It doesn’t seem to matter what you do in life, you’ll always second guess yourself. Maybe you should have stuck with something longer. Or quit something earlier. Maybe you should have taken that job at that place. Or gone to graduate school.

Looking back on life, it’s usually easy to see how you got where you are. It has been a straight line, after all. Even if it didn’t seem it at the time. But when you reached those forks in the road, you had to pick a direction. And you wonder if you picked correctly.

The Republican Party now finds itself at just such a fork.

The “conservative” or “tea party” wing of the party believes that they lost the presidential election because their candidate, Mitt Romney, wasn’t conservative enough. This, they feel, caused “the base” to be reluctant to turn out to vote, which, in turn hurt other Republican candidates and causes.

The more moderate (or liberal, if you will) side of the Republican Party believes that it’s actually those uber-conservative ideals which hurt them in this election cycle. Many have said that they feel they have been painted with a very wide brush that makes them look as though they’re uncompromising and hard to get along with.

So you have two sides of a political coin, if you will. And it’s currently in the air waiting to come down heads or tails.
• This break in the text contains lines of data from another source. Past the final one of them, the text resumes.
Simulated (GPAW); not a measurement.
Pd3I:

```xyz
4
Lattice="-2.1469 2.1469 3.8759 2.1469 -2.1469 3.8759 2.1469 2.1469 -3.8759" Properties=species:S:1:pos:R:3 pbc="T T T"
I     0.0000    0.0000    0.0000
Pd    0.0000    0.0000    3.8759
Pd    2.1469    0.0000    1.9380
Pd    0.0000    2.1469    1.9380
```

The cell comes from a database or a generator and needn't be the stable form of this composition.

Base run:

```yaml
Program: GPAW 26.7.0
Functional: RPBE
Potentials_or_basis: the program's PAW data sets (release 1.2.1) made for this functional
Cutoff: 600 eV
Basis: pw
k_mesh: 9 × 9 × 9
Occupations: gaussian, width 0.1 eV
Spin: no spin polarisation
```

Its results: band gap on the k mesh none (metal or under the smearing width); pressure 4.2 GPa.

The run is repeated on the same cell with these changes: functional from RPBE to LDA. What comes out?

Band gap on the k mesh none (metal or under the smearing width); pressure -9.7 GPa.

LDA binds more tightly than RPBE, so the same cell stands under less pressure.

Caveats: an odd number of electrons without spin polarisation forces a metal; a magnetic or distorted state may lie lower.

My personal belief is that the tea party wing of the party overplayed their hand and got hurt because of it. When you give ultimatums as they have made a habit of doing, you have only two options: everything goes your way or nothing does. They had gotten used to getting what they wanted and have no idea how to handle the current situation where they may very well get nothing.

That would be all well and good if they learned that lesson. But they seem to feel — as evident from Grover Norquist’s appearance on “Meet the Press” this past weekend — that the problem wasn’t their unwillingness to budge. The problem was that they weren’t strong enough.

Norquist predicted that there will be a huge resurgence of the tea party in 2014 if the president takes us over “the fiscal cliff.” He’s calling for the GOP to stand firm and refuse to cave to the White House’s demands for tax increases as part of a budget compromise.

I’m not sure if Norquist is bluffing or if he really believes that, but I think the GOP has painted itself into a corner and missed the memo that the nation as a whole took a left turn at the last election.

Of course, only time will tell. And when we look back on it, it will all make sense. Hindsight is 20-20, of course.

Scott Leffler can not see the future. This column is intended as entertainment only. All rights reserved. And other legal mumbo jumbo. Call your doctor if you feel more columns are right for you. And be sure to follow Scott on Twitter @scottleffler — as long as your doctor says it’s OK.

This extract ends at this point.